There's a reason that political candidates often talk about their faith in God: Americans tend to trust those candidates more.
A new study published in the journal American Politics Research found that Americans feel politicians who share their religious beliefs are more trustworthy and favorable.
Candidates especially benefit when they talk "directly or subtly" about religion during their campaigns, Phys.org reported.
This makes it especially hard for nonreligious candidates to succeed, the researchers noted.
"Their religious identification reflects a powerful, widespread, but often subtle and unconscious bias in American society against those who do not believe in God," researcher Scott Clifford of the University of Houston Department of Political Science said.
Clifford, along with fellow researcher Ben Gaskins of Lewis & Clark College, used national polling data to find how willing voters were to elect a politician who identifies as an atheist - knowing that Pete Stark, D-California, has been the only open atheist congressman in the United States. (He lost in 2012.)
The researchers also looked how favorable Hillary Clinton was as a candidate, controlling for whether or not people thought she was religious. The study then compared those data points to how trustworthy voters felt about those candidates.
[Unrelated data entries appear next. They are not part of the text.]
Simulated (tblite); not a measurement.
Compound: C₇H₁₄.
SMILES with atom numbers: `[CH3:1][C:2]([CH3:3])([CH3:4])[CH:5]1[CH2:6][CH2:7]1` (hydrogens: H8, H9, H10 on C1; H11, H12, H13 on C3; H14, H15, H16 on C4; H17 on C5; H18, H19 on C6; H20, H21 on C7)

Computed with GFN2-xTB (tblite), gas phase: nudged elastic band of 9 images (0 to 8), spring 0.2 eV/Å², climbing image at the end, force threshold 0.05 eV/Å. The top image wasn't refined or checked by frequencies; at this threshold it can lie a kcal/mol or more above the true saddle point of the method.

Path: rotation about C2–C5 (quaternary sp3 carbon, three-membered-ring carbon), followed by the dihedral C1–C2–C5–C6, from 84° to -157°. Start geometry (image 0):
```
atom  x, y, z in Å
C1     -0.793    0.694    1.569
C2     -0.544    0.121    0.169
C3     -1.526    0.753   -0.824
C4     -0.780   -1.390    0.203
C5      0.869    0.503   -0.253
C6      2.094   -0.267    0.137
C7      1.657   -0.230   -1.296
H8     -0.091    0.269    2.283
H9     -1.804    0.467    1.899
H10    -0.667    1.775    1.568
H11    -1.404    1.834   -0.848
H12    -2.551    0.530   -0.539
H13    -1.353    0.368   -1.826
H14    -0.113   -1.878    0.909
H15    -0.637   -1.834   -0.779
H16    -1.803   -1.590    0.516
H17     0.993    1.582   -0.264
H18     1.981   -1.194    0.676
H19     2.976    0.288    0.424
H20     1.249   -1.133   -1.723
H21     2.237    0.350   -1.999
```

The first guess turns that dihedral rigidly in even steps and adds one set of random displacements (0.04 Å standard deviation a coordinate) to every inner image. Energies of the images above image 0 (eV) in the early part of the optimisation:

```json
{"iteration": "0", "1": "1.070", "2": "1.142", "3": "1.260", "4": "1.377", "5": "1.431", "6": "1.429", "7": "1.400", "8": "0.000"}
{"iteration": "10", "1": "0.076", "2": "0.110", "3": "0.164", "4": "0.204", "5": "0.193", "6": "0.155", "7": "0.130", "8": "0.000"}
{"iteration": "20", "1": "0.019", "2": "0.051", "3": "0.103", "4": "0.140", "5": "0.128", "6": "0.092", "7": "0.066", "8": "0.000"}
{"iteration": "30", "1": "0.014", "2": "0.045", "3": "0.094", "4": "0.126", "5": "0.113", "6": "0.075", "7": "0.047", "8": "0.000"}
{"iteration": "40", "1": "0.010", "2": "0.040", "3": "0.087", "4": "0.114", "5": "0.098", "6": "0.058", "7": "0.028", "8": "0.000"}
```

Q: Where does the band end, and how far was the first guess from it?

Clinton was viewed more favorably by voters who thought she was religious, proving their theory that religion helps with a candidate's favorability, the researchers said, Phys.org reported.
"Our findings suggest that not demonstrating religiousness is a significant roadblock for winning public office in the United States, and being perceived as religious increases the level of trust instilled in politicians by voters," Clifford said, Phys.org reported. "For Republicans (showing religiousness) will reinforce their existing support, but Democrats can expand appeal to moderates and conservatives with displays of religiousness."
This isn't exactly a new finding. In 2011, a University of Missouri study found that religious beliefs tend to influence people at the polls. The researchers found that religion impacts how people vote and how the political parties themselves present their ideals to the public.
Researchers compared the influence church attendance has on voting to other class matters like income, union membership and education. They then compared this to countries around the world, like Germany and the United Kingdom, and found that Americans still highly value their religious beliefs when they go to the polls.
"The literature indicated that these countries had become more secular, and scholars have said that religious voting 'no longer mattered,' but this study shows that is not the case," researcher Chris Raymond said in a statement. "Regardless of the trends, religiosity remains on par with class issues as far as why people vote. In fact, I argue that religion is No. 2 to social status."
Other research has found that it's not religion itself that influences voters. A 2009 study from Cornell University found that race, class and gender shape one's religious beliefs and how people use those religious beliefs when voting. For example, wealthy and poor Americans both value the "religious tradition and biblical authority" of a candidate, but will support a different party based on their income.
"Religious identity serves as a language of social and political interpretation," Thomas A. Hirschl, a Cornell professor and author of the study, said in a statement. "But this interpretation depends upon the material circumstance of the interpreter."
This hasn't stopped candidates from relying on religion to help them sway voters, especially in the 2016 campaign, Kenneth T. Walsh wrote for U.S. News and World Report. This was especially true in the beginning of the campaign, when presidential hopefuls Donald Trump, Jeb Bush and Ben Carson would often talk about how their own faiths - Presbyterian, Catholic and Seventh-day Adventist, respectively - influenced their feelings about the country.
These candidates used their beliefs to influence Christian voters to help with their campaign, too, the U.S. News and World report explained.
"GOP candidates are using religion to motivate such conservative Christians to volunteer, contribute financially and cast their ballots for them on Election Day."
And that's fine for the American people. As CNN reported in 2014, a study from the Pew Research Forum's Religion and Public Life Project found that the majority of Americans - about 72 percent - feel religion's affect on public life is dropping, but they don't want it to.
"A growing share of the American public wants religion to play a role in U.S. politics," the Pew study said.